Road Test: Lotus 2-eleven
Track-day cars offer the performance of a race car with enough softer features to make you feel comfortable. John Simister takes the best of the breed for a spin
Tuesday 19 June 2007
Engine: 1,796cc, four cylinders, 16 valves, supercharger, 255bhp at 8,000rpm, 179lb ft at 7,000rpm
Transmission: six-speed gearbox, rear-wheel drive
Performance: 150mph, 0-60 in 3.8sec, fuel consumption and equipment not quoted
It's a toy. You can play with its suspension settings, you can play with the angle of its rear wing, and you can play at being a racetrack hero. The Lotus 2-Eleven is the purest, most extreme mutant of the Lotus Elise gene, and driving it ought to be a compulsory part of training for all new drivers. A whole generation may otherwise never experience the true feel of driving, the balance of forces and efforts filtered out in most modern cars by a screen of artificially weighted power steering, over-servoed brakes, sophisticated stability systems and an overriding need (as perceived by the carmakers) never to ask too much of a driver. Like nothing else on sale today, the Lotus puts you back in the picture, relaxed, unintimidated but awash in good information.
The Lotus 2-Eleven is a trackday car but, unlike some other examples of this specialised breed of pleasure machine, it's entirely happy on the road. For the driver to be in a similar emotional state requires a helmet, or goggles at least: the 2-Eleven has no windscreen of any consequence and you don't want stones, insects or discarded cigarette ends from non-company-owned vehicles meeting your eyes.
There are no doors, either, so you have to hop athletically over the side. Nor are there heater, hood or luggage space; if you're away overnight, it's a bag between your passenger's feet and a towel to mop up the seats after overnight dew. The interior trim, such as it is, is suitably weatherproof.
Track-day cars are becoming more popular, allowing car nuts to hone their skills and feel their thrills away from speed cameras and disapproving eyes. There's a bit of racing-driver fantasy going on here, but despite its sports-racer looks the Lotus is created to a slightly different brief. Nick Adams, engineer at the specialist Lotus Sport arm that is behind the 2-Eleven, explains the difference:
"A race car sacrifices all for performance. It sacrifices driveability and long-term reliability, and it's pin-sharp so an ace can get the best out of it while the rest of us are intimidated.

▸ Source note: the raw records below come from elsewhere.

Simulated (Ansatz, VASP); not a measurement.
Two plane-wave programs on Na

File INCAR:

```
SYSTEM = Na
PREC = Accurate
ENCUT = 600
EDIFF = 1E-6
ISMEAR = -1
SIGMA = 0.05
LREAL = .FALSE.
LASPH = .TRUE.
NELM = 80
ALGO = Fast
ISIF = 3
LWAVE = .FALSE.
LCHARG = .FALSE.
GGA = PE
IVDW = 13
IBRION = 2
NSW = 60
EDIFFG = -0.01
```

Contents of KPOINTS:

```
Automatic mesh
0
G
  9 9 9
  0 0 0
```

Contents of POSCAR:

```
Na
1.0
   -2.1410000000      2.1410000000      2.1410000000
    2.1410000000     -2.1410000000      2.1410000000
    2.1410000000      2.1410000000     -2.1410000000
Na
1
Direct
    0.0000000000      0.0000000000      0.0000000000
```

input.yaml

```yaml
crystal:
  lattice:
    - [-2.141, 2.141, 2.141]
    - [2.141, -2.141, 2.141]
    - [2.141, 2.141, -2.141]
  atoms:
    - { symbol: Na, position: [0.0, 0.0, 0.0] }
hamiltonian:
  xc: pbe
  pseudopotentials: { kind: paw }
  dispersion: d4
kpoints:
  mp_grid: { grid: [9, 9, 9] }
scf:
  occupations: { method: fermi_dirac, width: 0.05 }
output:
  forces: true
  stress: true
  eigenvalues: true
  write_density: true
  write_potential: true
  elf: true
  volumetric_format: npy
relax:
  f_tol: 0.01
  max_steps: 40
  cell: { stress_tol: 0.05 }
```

"A track-day car, conversely, is more accessible to the average driver. It encourages you to drive faster and better, but it tells you when you're pushing your luck. It has features to make you feel happier, such as a normal throttle response, brake feel and gearshift. It has anti-lock brakes, albeit with late activation, and they work properly from cold. It gives the performance of a racing car without the sharp edges."
The 2-Eleven uses a supercharged version of the 1.8-litre Toyota engine fitted to today's regular Elises. The Exige, a harder-edged, closed-roof Elise variant, also uses the supercharged engine, but not with quite the feisty 255bhp that erupts from the 2-Eleven at 8,000rpm. This power, allied to vigorous pulling ability from low speeds and the car's weight of just 745kg, makes for extraordinary performance with surprising fuel efficiency. Given the right venue the Lotus can reach a blustery 150mph, pass 60mph in 3.8 seconds and – most impressive of all – requires just 3.1 seconds to accelerate from 30 to 50mph in the fourth of its six gears. It's bombastic, with the sound effects to match.
There are actually two versions of the 2-Eleven, both costing £39,995. One is for track days only, with a rear wing adjustable to create between 60 and 80kg of downforce; six-point harnesses; a bigger front spoiler; seats with better lateral support; and a minimum of lighting. The road version has a smaller, fixed, 60kg downforce rear wing that doesn't overlap the body sides; ProBax seats, which are better for the spine over long distances; proper lighting; and simpler harnesses that can be released with one finger, as required by law.
On the track, it takes just seconds to discover how so much thrust and so little weight feel in combination. Acceleration in the track-day car is instant and insistent, the whining supercharger making it available right across the speed range. That much I expected, but discovering the ease with which I entered corners at seemingly racing-car speeds, confident the front tyres would bite because the steering was telling me absolutely everything, was like having scales lifted from previously unseeing eyes.
It gets better. The 2-Eleven is designed for mild understeer when cornering at a steady speed. But apply more power once you're in a corner, and you can feel the tail ease out into the beginnings of a drift. Try harder and it will drift more, which you can balance precisely against an adjustment of steering in an utterly absorbing way. The Lotus gives you plenty of warning if you're pushing it too far. There's no fear here, and that's the crucial difference between this car and other extreme quasi-racers. This Lotus is the perfect tool for learning how a car behaves; it does exactly what you want it to do, when you want it to do it. It has an electronic stability system, but that's linked directly to sensors that simply measure the difference between front and rear wheel speeds. The bigger the difference, the bigger the powerslide allowed. And when you get really good, you can get your 2-Eleven into a long, glorious slide and alter the degree of drift by turning the adjustment knob mid-bend.
I didn't get to that stage, but I did also try the road version on the track. It powerslides more easily, and its road-friendly seats don't hold you so well in the corners. But the trade-off is that you can take it for Sunday-morning jaunts along your favourite lanes, and it's as tractable and fuss-free as any family hatchback when you trundle through villages or get caught in traffic.
And, of course, you can drive it to and from your track day.